I’ve spent an hour or so today reading a book – well I say ‘reading’, more like looking at the pictures really –  edited by Luke Dodd. It contains some of the many images made by Jane Bown.

Jane started at the ‘Observer’ in 1949 and left in 2009. In that 60 year career, she always delivered the image. Working principally in Black and White and always doing her own processing and printing Jane produced excellent news pictures of our time but her real forte was the portrait.

Jane shot portraits of many of the great and good of this country. She had a very simple style. She used a Rolleiflex at first but later moved on to Olympus 35mm cameras. Rarely, if ever, did she carry a photographers bag. She would turn up at photo shoots with her minimal gear in a shopping bag. Towards the end of her long career that would add to the impression of a ‘little old lady’ – Jane was of a diminutive stature – turning up to do a photo shoot.

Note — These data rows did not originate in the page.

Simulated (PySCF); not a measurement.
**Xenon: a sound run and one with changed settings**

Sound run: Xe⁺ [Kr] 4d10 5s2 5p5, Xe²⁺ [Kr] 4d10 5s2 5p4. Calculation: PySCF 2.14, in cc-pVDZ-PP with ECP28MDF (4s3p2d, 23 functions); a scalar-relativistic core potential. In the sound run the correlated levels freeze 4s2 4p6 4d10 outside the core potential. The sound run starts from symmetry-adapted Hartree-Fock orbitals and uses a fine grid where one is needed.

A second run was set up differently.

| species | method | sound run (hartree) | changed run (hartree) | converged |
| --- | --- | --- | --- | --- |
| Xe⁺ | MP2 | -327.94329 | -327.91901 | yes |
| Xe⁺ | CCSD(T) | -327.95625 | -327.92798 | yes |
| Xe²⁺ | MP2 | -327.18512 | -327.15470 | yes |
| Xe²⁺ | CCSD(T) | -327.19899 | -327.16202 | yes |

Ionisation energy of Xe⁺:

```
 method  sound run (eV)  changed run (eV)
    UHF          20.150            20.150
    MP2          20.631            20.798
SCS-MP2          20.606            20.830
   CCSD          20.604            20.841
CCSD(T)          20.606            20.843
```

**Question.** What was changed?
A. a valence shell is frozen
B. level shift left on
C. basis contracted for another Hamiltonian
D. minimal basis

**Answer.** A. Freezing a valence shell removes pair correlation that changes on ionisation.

Nevertheless, those who she took portraits of reads like a who’s who of the British famous and infamous. When the Queen celebrated her 80th birthday Jane, who was also 80, took her portrait.

The book  “Jane Bown. A lifetime of looking” is a tour de force. It was all done with simple cameras and no lights. A salutary lesson for the gear obsessed snappers of today.

Just wonderful.

Sadly Jane died in 2014 aged 89, but what a legacy she left us.

“Some people take pictures, I find them.”